[arin-discuss] ARIN billing practice

Owen DeLong owen at delong.com
Mon Sep 21 15:15:04 EDT 2009

What about a policy that covers the situation of repeated receipt and
reclamation? For example:

1.	Standard process applies the first time you get address space
	as it does today.

2.	You return the space or fail to pay your bill.

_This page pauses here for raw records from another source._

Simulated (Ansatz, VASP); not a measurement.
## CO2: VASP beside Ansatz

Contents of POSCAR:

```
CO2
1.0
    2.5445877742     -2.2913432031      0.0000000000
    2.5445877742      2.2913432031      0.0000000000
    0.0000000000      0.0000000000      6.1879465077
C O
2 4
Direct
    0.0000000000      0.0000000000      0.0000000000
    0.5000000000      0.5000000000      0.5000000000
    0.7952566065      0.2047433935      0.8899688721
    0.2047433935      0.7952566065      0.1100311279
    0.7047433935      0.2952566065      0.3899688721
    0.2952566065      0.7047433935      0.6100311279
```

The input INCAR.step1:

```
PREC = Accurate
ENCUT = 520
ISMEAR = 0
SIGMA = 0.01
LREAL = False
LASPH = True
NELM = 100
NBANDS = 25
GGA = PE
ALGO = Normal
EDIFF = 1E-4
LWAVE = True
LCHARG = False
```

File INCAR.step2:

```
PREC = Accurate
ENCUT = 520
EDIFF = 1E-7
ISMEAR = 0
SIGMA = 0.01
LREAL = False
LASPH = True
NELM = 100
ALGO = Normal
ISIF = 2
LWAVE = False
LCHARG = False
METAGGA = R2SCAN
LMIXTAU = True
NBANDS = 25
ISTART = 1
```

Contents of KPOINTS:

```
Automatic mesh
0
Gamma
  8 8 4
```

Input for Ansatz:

3.	You come back for a second round of addresses on a new "initial"
	application. Based on your history, you are expected to front a deposit
	for your next two years renewal as well, 50% of which is refundable
	if you return your space at the end of the first year. (In other words,
	you pay 3 years up front, if you only use 1, you get 1 back, costs you
	two.)  If you use for more than a year, the deposit is forfeit, but,  
you don't
	owe fees until you begin your fourth year of utilization.

4.	You return the space, get your one year refund, and subsequently
	apply for a 3rd round of addressing on yet another new application.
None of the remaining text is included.